Comparison with Alternatives
| Feature | CockroachDB | TiDB | Cloud Spanner |
|---|---|---|---|
| SQL Compatibility | PostgreSQL-compatible | MySQL-compatible | Custom SQL (GoogleSQL) |
| Consistency Model | Serializable by default | Snapshot isolation | External consistency (TrueTime) |
| Storage Engine | Pebble (RocksDB-inspired) | TiKV (RocksDB-based) | Custom (Colossus) |
| HTAP Support | Limited (changefeeds) | Native (TiFlash) | Limited |
| Multi-Region | Native | Manual configuration | Native global |
| Open Source | Yes (BSL) | Yes (Apache 2.0) | No (managed service) |
| Pricing | Self-hosted or managed (CockroachDB Cloud) | Self-hosted or TiDB Cloud | Per-node + storage |
| Max Cluster Size | No hard limit | No hard limit | No hard limit |
| Wire Protocol | PostgreSQL | MySQL | Custom (gRPC) |
Beyond these three, alternatives include YugabyteDB (PostgreSQL-compatible distributed database with Raft-based replication), Vitess (MySQL sharding middleware used by PlanetScale), Amazon Aurora (MySQL/PostgreSQL-compatible with quorum-based replication), and Citus (PostgreSQL extension for horizontal scaling).
Advanced Patterns
Global Secondary Indexes
Distributed databases must handle global secondary indexes carefully, as the index may be stored on a different shard than the data. This creates a trade-off between read performance (local indexes) and write amplification (global indexes).
// CockroachDB global index configuration
await pool.query(`
CREATE INDEX idx_user_email ON users (email)
GLOBAL -- Global index for cross-region lookups
`)
// TiDB global index (available in TiDB 7.0+)
await pool.execute(`
CREATE INDEX idx_user_email ON users (email) GLOBAL
`)Cross-Region Read Replicas
For read-heavy workloads that can tolerate eventual consistency, cross-region read replicas reduce read latency without the cost of full multi-region writes.

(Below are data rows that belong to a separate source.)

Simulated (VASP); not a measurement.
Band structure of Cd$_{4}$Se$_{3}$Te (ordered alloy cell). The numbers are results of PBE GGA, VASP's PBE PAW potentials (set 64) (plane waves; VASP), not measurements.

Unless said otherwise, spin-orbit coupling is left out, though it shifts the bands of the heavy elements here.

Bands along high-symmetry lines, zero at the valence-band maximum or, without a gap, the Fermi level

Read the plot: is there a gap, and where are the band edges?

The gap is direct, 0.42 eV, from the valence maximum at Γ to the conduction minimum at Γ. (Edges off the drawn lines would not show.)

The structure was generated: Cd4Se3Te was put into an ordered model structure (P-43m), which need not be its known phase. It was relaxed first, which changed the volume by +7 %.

// Spanner read-only replicas
const database = instance.database('my-database', {
pool: { min: 1, max: 100 }
})
// Reads automatically route to nearest replica
const [rows] = await database.run({
sql: 'SELECT * FROM users WHERE region = @region',
params: { region: 'us-east1' }
})Partitioned Tables for Multi-Tenancy
Use table partitioning to isolate tenant data while maintaining a single logical database.
// CockroachDB partitioning by tenant region
await pool.query(`
CREATE TABLE tenant_data (
tenant_id UUID NOT NULL,
data_id UUID NOT NULL,
payload JSONB,
region crdb_internal_region NOT NULL,
PRIMARY KEY (tenant_id, data_id)
) LOCALITY REGIONAL BY ROW
`)Testing Strategies
Testing distributed databases requires simulating network partitions, node failures, and concurrent access patterns. Use the Jepsen testing methodology to verify consistency guarantees under adverse conditions.
// Consistency test with concurrent writes
describe('Distributed Consistency', () => {
test('concurrent writes to same key are serializable', async () => {
const results = await Promise.allSettled([
incrementCounter('key1', 1),
incrementCounter('key1', 1),
incrementCounter('key1', 1)
])
const finalValue = await getCounter('key1')
// With serializable isolation, the final value should be exactly 3
expect(finalValue).toBe(3)
})
})Test failover scenarios by simulating region outages and verifying that the application continues to function correctly with reduced capacity. Use chaos engineering tools like Chaos Monkey or Litmus to inject failures systematically.
Future Outlook
The distributed SQL space is converging toward a model where multi-region strong consistency is a baseline feature rather than a differentiator. CockroachDB is investing in improved cost efficiency for serverless workloads. TiDB is expanding its HTAP capabilities with improved TiFlash performance and new analytical functions. Cloud Spanner is focusing on developer experience improvements and better integration with the Google Cloud ecosystem.
The emergence of edge computing is driving demand for distributed databases that can operate at the edge with sub-millisecond latency. All three platforms are exploring edge-replicated read replicas and edge-native storage engines.
AI and vector search capabilities are becoming standard features. CockroachDB has added vector type support, TiDB is integrating vector search through TiFlash, and Spanner offers vector search through its AI integrations.
Conclusion
CockroachDB, TiDB, and Google Cloud Spanner each excel in different scenarios. CockroachDB provides the best PostgreSQL compatibility with strong multi-region capabilities and is ideal for teams that want an open-source distributed SQL database. TiDB offers MySQL compatibility with unique HTAP capabilities through TiFlash, making it perfect for hybrid transactional-analytical workloads. Cloud Spanner provides the strongest consistency guarantees with TrueTime and is the best choice for applications requiring external consistency across global deployments.
Key takeaways:
- Choose CockroachDB for PostgreSQL compatibility, open-source flexibility, and strong multi-region support with automatic data placement.
- Choose TiDB for MySQL compatibility, HTAP workloads with TiFlash, and the flexibility of open-source deployment.
- Choose Cloud Spanner for the strongest consistency guarantees, global scale without operational burden, and tight integration with Google Cloud services.
Start by evaluating your consistency requirements, latency tolerance, and operational preferences. Each platform offers free tiers or trial periods for experimentation. Refer to the official documentation for CockroachDB, TiDB, and Cloud Spanner for detailed implementation guides.